Difference between $\mathop{\text{div}} \vec x$ and $\vec \nabla \cdot \vec x$? I often see the following notations for the divergence in theoretical Physics:
$$
\mathop{\text{div}} \vec x
\qquad
\left\langle \vec \nabla, \vec x \right\rangle
\qquad
\vec \nabla \cdot \vec x
$$
Similarly, $\mathop{\text{curl}} \vec x$ ($\mathop{\text{rot}} \vec x$ in German) and $\vec \nabla \times \vec x$.
Is there a difference to those notations or is it just personal preference? Are there good reasons to use either of the notations? I see that $\vec \nabla \times$ is international, but “curl” and “rot” are different in each language.
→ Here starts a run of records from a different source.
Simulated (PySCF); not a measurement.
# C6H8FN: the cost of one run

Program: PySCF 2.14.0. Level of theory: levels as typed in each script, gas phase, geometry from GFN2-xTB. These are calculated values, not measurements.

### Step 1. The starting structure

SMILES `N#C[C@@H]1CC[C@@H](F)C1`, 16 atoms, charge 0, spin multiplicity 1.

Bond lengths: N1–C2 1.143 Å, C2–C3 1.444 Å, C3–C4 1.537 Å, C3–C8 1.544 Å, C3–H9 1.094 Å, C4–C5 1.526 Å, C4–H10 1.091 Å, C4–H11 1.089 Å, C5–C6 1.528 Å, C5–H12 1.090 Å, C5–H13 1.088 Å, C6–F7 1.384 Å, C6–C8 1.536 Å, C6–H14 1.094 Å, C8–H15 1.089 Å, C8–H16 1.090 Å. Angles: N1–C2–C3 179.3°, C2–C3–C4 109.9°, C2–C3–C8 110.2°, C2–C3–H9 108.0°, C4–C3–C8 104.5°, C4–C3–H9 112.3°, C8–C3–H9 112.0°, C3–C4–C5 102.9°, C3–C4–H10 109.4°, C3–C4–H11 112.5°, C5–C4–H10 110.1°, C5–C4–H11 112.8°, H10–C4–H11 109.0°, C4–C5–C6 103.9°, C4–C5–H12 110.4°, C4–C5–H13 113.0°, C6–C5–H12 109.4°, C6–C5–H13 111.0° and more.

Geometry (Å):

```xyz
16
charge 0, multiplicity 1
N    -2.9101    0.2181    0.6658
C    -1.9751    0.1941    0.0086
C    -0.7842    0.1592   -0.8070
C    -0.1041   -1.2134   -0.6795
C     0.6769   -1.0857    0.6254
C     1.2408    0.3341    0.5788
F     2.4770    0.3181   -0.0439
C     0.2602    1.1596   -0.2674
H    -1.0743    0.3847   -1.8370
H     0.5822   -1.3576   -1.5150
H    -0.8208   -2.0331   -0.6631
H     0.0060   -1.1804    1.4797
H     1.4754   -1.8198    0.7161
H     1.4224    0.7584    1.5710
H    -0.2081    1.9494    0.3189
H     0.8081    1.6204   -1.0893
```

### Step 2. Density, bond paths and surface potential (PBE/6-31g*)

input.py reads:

 A: I think the reason people like $\text{div}$ is because $\nabla$ isn't really a vector, and $\nabla\cdot$ isn't really a inner product either. That being said, I think $\nabla$ is far more readable and concise, and that most people understand that it's just a convenient shorthand notation.
A: It's personal preference - all three notations mean the same operator. 
I tend to use "$\nabla\cdot x$" when I'm working in coordinates (usually in flat $\mathbb{R}^n$) and "$\operatorname{div}x$" when I'm working on a general manifold or without coordinates. The inner product notation is helpful for remembering what the coordinate formula for the divergence, but if I want to work without coordinates, it just gets in the way.
A: The notation $\vec \nabla$ means $(\frac{\partial}{\partial x}, \frac{\partial}{\partial y},\frac{\partial}{\partial z})$. 
Then you can see why we say $\textrm{div}( \vec x) = \vec \nabla . \vec x$. Same for curl.
This notation is very usefull to remember that  curl (curl) = grad(div) - $\Delta$.
Writting $$\nabla \wedge \nabla \wedge x = \nabla ( \nabla. x)- \nabla^2 x$$ is the same formula as for the usual exterior product $\wedge$ : 
$$ a \wedge (b \wedge c) = b (a.c) - (a.b)c.$$